- Simple ruleset will have you up and gaming in minutes
- It's generic theme and word-based party game trope will make this appealing to all levels of gamer
- Slightly clunky rules regarding what is a 'valid' clue
- It's not the prettiest game in the world
Now you may not know this about me but I’m a bit of a table top gaming fan. I read magasines and blogs, listen to podcasts and even watch videos of people playing board, card and miniatures games. In recent months there’s been one title I’ve heard over and over again across all this media: Codenames. This party word game has been making a massive splash in the hobby gaming world, nominated numerous times for must-buy and convention bests by many industry moguls. So of course, I had to check what the fuss was all about and let you geeks know what I found out!
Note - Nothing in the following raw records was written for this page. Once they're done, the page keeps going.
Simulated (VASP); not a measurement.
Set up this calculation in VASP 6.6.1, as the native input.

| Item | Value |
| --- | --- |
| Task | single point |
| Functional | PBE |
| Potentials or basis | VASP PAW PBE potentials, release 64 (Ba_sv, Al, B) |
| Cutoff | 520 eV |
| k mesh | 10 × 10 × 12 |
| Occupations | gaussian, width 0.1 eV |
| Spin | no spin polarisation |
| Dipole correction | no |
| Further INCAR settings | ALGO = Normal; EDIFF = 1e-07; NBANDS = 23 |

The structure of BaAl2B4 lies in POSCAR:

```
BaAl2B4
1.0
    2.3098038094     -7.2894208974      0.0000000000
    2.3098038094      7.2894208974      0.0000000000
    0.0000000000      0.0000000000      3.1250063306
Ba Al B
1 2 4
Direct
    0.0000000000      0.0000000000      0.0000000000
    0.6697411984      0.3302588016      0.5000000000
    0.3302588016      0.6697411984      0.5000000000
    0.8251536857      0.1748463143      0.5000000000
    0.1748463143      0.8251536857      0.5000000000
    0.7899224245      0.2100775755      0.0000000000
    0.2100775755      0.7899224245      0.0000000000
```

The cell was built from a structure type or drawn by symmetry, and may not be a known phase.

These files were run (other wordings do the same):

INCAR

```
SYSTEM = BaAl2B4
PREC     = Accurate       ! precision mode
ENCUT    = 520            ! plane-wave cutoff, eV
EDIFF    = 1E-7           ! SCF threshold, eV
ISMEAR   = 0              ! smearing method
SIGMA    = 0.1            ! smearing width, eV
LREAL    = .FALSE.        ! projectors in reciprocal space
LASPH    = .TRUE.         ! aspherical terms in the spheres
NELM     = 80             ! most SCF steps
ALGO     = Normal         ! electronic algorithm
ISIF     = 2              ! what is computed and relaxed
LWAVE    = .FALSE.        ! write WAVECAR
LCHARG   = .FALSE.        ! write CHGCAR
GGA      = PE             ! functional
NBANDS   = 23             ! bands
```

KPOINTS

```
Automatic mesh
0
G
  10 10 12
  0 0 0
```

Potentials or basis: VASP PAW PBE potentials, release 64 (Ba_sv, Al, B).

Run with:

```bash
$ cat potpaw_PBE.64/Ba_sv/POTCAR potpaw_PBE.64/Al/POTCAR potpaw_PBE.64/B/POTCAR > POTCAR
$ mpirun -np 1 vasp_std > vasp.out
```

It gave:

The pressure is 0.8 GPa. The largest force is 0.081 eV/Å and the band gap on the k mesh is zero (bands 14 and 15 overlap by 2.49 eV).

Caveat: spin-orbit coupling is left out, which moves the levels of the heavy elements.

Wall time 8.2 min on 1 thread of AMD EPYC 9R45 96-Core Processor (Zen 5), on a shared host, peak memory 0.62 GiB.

The aim of Codenames is to guess where all your team’s spys are whilst avoiding your opponent’s, or accidentally picking civilians (which end your turn) or the Assassin (which causes an instant loss). Mechanics wise, Codenames is incredibly straightforward. The game has a huge stack of cards with single words on them, and the players assemble 25 of these into a five by five grid; these represent spies in the field who are only known by the players by their ‘codenames’. One member of each team is then nominated as a Spymaster and given a Key which tells the players which of each of the words in the grid are blue spys, red spys, civilians or the dreaded assassin.
The rest of each team (blue and red) then become the ‘field operatives’. Each turn, the active team’s spymaster gives a single word clue, followed by a number. That team’s field operatives then guess which words they think best match the clue, up to the number the spymaster gave. For example, if the spymaster said “Trees:2”’ the field operatives may pick ‘Nut’ and ‘Bark’ from the gris of words on the table. If they get them right, the spymaster will cover the guessed words with their team’s coloured chits. The winner is the first team to find all their spies.
Simples! Well, not quite. The meat of the game is covered in the first half of the rulebook; the rest of the booklet is devoted to what is considered a ‘valid clue’. I adore the simple mechanics of Codenames; which can be picked up in minutes. However this over-explanation of the validity of a clue just feels a little clunky, especially if you have rules lawyers at the table who’ll be keeping tabs. It’s a minor gripe, and to be perfectly honest it didn’t come up past the second playthrough, but something to bear in mind.
Other than this little hiccup, Codenames feels like a wonderfully oiled and polished engine. Once the intricacies of clue validity is sorted, Codenames just runs with the solid efficiency of any great party game. Players are constantly engaged, both by the deductive reasoning needed to suss out your spymaster’s clues and by making sure your opponent’s haven’t given too much information away. Whilst the theme is lightly applied, the word-based party game angle makes Codenames perfect for hard core gamers, mixed level game nights and even the annual Christmas post-dinner game afternoon with the family.
Something we did encounter was a touch of analysis paralysis, especially in the early turns. Whilst it would be safe to give single guess clues, this is a first class ticket to Loserville. However, in the pursuit of those multi-guess clues the spymasters may become overwhelmed by the need to make sure their field operatives don’t pick the wrong words, amongst the hundreds of different connections and connotations in the spy-word grid. Its not ‘really’ an issue as it comes down to the creativity of the spymasters and how well they know the other members of their team, plus Codenames comes with a sand timer which can be flipped by ANY player if they believe someone is taking too long to give a clue or make a guess.
The components are of a decent card stock, meaning they’ll take the shuffle battering the game will receive due to it’s replayability. There’s hundreds of double sided codename cards and keys, so no two games will ever be the same. The artwork is….OK. I know, I know, lazy writing but that’s all I can really say about it. It’s function and gets the theme of the game across, but it won’t blow you away.
Does this game live up to the hype? For me it’s a resounding YES! Codenames has a simple, easy to grasp ruleset and an inclusivity that makes it suitable for all levels of gamer. It’s also one of those rare games that despite having a short, filler-length playtimes, it can be played repeatedly in the same night without diminishing returns, especially if you change the spymasters each game. With it’s decent build quality, cheap price and endless combinations, Codenames is a perfect game for any collection.